ERBIL, Kurdistan Region – Mohammed Nourizad, a well-known activist, filmmaker and former journalist who has gone from supporting Iran’s clerical regime to turning into one of its fiercest critics, has visited the Kurdish areas of Iran with a white flag by way of apologizing for his earlier judgment of the country’s Kurds.
“My view of the Kurdish areas was strictly journalistic,” Nourizad told Rudaw in an interview. “My reading was based on government statements of words of people who had visited the Kurdish areas.”
Nourizad, 60, was once a fervent supporter of Iran’s Supreme Leader Ayatollah Ali Khamenei. He said his opinion has completely changed since he started his visit to the Kurdish areas of western Iran, including the city of Sardasht.
The filmmaker said that the Iranian government has too often blamed Kurdish armed groups and their political demands for the impoverishment of the region, but that it was only an excuse for the regime to pursue its own goals.
“Everything they say is a myth, and it is to continue their security plans,” Nourizad said. “What the state shows on TV or radio (about Iran’s Kurdish regions) is in complete conflict with the reality. Anyone who has a negative notion of Kurdistan is because they haven’t seen Kurdistan,” he added.
Nourizad said that for some years he used to attack Iran’s reformists and political opposition in the country’s famous Kayhan newspaper, but that after the 2009 elections in which the police attacked demonstrators he changed his mind and switched sides.
“Before coming to Kurdistan I didn’t know that the Kurdistan Democratic Party of Iran or the Komala have denounced armed struggle and are in fact pursuing a political and cultural approach,” he said.

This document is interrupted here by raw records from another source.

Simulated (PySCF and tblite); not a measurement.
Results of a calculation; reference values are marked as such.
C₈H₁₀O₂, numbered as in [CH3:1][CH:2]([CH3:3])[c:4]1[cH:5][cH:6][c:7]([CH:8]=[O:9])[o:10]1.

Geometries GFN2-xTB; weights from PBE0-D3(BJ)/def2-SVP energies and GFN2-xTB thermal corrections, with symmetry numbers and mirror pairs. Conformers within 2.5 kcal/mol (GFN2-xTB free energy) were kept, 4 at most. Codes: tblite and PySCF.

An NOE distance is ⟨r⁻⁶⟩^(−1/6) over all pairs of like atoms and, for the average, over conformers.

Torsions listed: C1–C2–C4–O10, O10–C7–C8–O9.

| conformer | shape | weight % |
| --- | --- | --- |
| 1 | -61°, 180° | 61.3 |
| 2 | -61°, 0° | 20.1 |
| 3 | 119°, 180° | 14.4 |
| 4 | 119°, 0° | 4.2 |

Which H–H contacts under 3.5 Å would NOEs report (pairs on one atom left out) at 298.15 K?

He believes that the Iranian government should seriously consider giving some concessions to these Kurdish groups for putting down their guns and seeking dialogue.
Iran is home to nearly eight million Kurds, who include Sunnis, Kakeis and Yarsans. Their struggle for decades has been more for their ethnic, cultural and political rights than religious. However, Nourizad believes that some of the Kurds’ simplest demands have fallen on deaf ears in Iran.
“For instance, the Kurds want to have their own mosque in Tehran and we cannot ignore that demand anymore,” he said. “These kinds of demands are not something that will shatter the Islamic Republic.”
“By giving to the Kurds their rights we can achieve peace and security,” he added. “If we put the Kurds in charge of their own security a single bullet won’t be shot.”
Nourizad said that the peace process in Turkey between Ankara and the Kurdistan Workers’ Party (PKK) could be a model for Iran.
“In fact, that is my hope and the hope of this society that the Kurdish groups come home as legal political parties as part of an amnesty,” he said. “The groups can put down their weapons and in return the Islamic Republic respects them and gives them insurance.”
But Nourizad says that one should remember that in Iran the intelligence services and military think very differently from those who want peace.
“We don’t know what they are up to,” he said. “It is possible that they want the Kurdish areas to be always instable and under constant security watch.”